The hotly debated environmental review of a planned $3.4 billion methanol plant slated for Tacoma’s tideflats has been put on hold. The developer asked the City of Tacoma to formally pause the environmental review process last week.
“NWIW’s goal is to build a local industry that contributes to the economy and protects the environment by reducing global greenhouse gas emissions. NWIW’s use of new clean technology provides an exciting opportunity for Washington and Oregon to become world leaders in addressing climate change through innovation by producing methanol and the products we use every day in a more environmentally responsible way,” said company president Murray V. Godley in a statement released last week. “The Pacific Northwest’s dedication to environmental protection is one of the reasons NWIW chose this region for its facilities. Given these objectives, we have been surprised by the tone and substance of the vocal opposition that has emerged in Tacoma. To force a facility on a community that does not welcome it would not be consistent with our goals. Therefore, we have decided to pause the State Environmental Policy Act environmental review process in Tacoma.”
News of the “pause” of what could be several months comes after mounting opposition to the Northwest Innovation Works-backed plant filled two public hearings with more than 1,000 people each time and spilled over into City Council and Port of Tacoma Commission meetings. A petition drive gathering signatures to call for a public vote on developments that would use more than a million gallons of water was also underway in an effort to stop the project. State lawmakers had floated bills to kill the plan and local governments had also voiced their concerns. Federal Way held an emergency council meeting to unanimously oppose the plant, and the Puyallup Tribe of Indians also formally spoke out against the plant. The City of University Place was the latest to consider weighing in on the issue, after Mayor Javier H. Figueroa questioned the plant’s regional impacts last week.

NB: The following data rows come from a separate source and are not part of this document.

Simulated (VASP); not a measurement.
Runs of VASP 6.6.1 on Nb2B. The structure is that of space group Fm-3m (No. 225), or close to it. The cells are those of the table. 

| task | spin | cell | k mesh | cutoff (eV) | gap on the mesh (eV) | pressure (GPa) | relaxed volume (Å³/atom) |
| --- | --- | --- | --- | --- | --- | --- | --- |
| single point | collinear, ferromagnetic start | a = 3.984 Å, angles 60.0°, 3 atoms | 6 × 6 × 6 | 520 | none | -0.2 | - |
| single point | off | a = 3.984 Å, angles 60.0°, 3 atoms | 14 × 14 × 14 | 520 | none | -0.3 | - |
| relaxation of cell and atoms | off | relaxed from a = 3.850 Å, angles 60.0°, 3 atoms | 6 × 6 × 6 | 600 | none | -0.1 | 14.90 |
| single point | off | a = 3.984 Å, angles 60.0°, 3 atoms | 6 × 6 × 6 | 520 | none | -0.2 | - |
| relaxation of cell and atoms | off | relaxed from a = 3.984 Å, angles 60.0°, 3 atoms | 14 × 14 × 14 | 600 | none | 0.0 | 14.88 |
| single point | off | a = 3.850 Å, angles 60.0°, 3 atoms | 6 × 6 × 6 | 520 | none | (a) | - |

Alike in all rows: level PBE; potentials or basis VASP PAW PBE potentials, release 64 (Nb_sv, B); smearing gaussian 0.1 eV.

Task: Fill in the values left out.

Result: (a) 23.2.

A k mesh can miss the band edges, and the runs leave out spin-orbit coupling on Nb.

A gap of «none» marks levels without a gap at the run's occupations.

The surprise call for a pause came after Port of Tacoma Commissioners held a five-hour study session on the proposal, a meeting that drew more than 100 people to hear Godley outline the project and field questions.
"We thought we had done a good job of outreach,” he said at the presentation. “We obviously have not."
“I have always been committed to informed decision making,” Commissioner Don Meyer said. “We are not informed right now. We do not have the facts. We have to slow this process down and get more facts.”
The pause was announced two days later. While NWIW develops those facts and conducts outreach to address community concerns, efforts to gather opposition to the plan will continue, organizers say.
The City of Tacoma is the official lead agency on the now-paused environmental review. An environmental review addresses potential impacts on everything from transportation, fire, health and safety that will then be used by an alphabet soup of local, state and federal agencies during their permitting processes. Those permits include a City of Tacoma Shoreline Substantial Development Permit, Department of Ecology Water Quality Certification, the Department of Fish and Wildlife’s Hydraulic Project Approval, the U.S. Army Corps of Engineers' permits and a Notice of Construction air contaminant permit from Puget Sound Clean Air Agency. The federal permits involve a review of waterway operations by the U.S. Coast Guard as well. The city was just ending its scoping process to determine what specifically a study should address. A 17-page draft roster of the topics was released earlier this month. Now with the formal pause, the city has cancelled the third public comment meeting that was slated for earlier this week and is now developing a new timeline for when, or if, NWIW kickstarts the process again.
“During the period of suspension, city staff responsible for the environmental review will put their activity on hold,” the city announced. “To the extent that staff continues to receive comments, they will be placed in the file.”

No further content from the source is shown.